Every OutputEnvelope includes an audit_id that identifies the ledger entry:

urn:aevum:audit:0196f2a1-1234-7abc-8def-0123456789ab
               ^         ^
               |         UUID v7 (time-ordered, ~1ms resolution)
               Namespace prefix (frozen invariant)

UUID v7 is time-ordered, which means audit IDs sort chronologically.

Verifying the chain

engine = Engine()

# ... operations ...

# Full chain verification
intact = engine.verify_sigchain()
if not intact:
    print("WARNING: sigchain integrity check failed")

verify_sigchain() re-verifies: 1. That prior_hash in each event matches the computed hash of the previous event 2. That payload_hash in each event matches the SHA3-256 of the actual payload 3. That the Ed25519 signature in each event is valid over the signing fields

All three checks must pass for the chain to be considered intact.

What tamper detection looks like

If a ledger entry is modified after writing, verify_sigchain() returns False.

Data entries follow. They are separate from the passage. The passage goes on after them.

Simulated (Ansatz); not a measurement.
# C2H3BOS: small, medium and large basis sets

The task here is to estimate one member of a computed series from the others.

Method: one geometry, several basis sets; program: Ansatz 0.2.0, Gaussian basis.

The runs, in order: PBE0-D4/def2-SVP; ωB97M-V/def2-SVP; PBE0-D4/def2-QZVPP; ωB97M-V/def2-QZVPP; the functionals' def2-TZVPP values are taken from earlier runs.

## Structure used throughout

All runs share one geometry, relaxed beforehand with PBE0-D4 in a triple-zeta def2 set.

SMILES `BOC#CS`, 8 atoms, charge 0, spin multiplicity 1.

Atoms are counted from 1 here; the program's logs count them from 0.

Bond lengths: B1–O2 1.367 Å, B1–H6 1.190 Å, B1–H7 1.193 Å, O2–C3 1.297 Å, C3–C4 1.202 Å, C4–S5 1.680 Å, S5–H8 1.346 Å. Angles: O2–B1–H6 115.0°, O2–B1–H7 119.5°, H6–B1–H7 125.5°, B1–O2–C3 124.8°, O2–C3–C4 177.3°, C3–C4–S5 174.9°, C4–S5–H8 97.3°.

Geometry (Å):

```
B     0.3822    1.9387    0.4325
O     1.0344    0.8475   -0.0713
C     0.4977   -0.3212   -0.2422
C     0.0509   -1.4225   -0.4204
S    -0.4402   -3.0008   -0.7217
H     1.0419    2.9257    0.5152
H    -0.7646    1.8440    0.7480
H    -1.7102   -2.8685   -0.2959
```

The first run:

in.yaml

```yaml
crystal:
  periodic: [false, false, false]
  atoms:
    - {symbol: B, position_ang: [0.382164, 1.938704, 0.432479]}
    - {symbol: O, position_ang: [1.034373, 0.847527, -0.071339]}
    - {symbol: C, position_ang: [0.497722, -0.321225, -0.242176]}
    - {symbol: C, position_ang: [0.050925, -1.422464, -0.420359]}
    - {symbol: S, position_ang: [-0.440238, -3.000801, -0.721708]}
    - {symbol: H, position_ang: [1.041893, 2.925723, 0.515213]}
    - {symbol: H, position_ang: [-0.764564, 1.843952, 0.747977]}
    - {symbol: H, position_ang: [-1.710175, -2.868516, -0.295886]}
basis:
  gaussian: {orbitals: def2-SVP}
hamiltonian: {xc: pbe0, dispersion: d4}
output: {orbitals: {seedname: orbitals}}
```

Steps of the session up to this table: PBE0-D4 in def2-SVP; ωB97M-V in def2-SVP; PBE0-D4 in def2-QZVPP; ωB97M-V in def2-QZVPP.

The check fails at the first inconsistency. To identify which event was tampered:

events = engine.get_ledger_entries()
for e in events:
    print(e["sequence"], e["audit_id"], e["event_type"])
# The last valid event is the one before the chain breaks

If you are using a persistent backend, check for direct database modifications. The signing key (signer_key_id) should not change between events unless a deliberate key rotation was performed.

The "episode" terminology

An episode is a group of related audit events that together represent a complete AI decision or workflow. For example:

episode_id: "ep-billing-INV-001"
  event 1: ingest.accepted  — invoice data ingested
  event 2: query.accepted   — billing status retrieved
  event 3: review.created   — credit approval requested
  event 4: review.approved  — credit approved by manager
  event 5: commit.accepted  — acme.billing.credit-issued recorded
  event 6: commit.accepted  — action.outcome.ok recorded

To group events into an episode, pass episode_id to each function call:

ep = "ep-billing-INV-001"
engine.ingest(..., episode_id=ep)
engine.query(..., episode_id=ep)
engine.commit(..., episode_id=ep)

Episodes make it possible to replay an entire workflow (not just a single event) and to understand the full context of any past decision.

Hybrid Logical Clock

The system_time field uses a Hybrid Logical Clock (HLC), not wall time. HLC advances monotonically even if the system clock is adjusted, preventing sequence-ordering anomalies in distributed deployments.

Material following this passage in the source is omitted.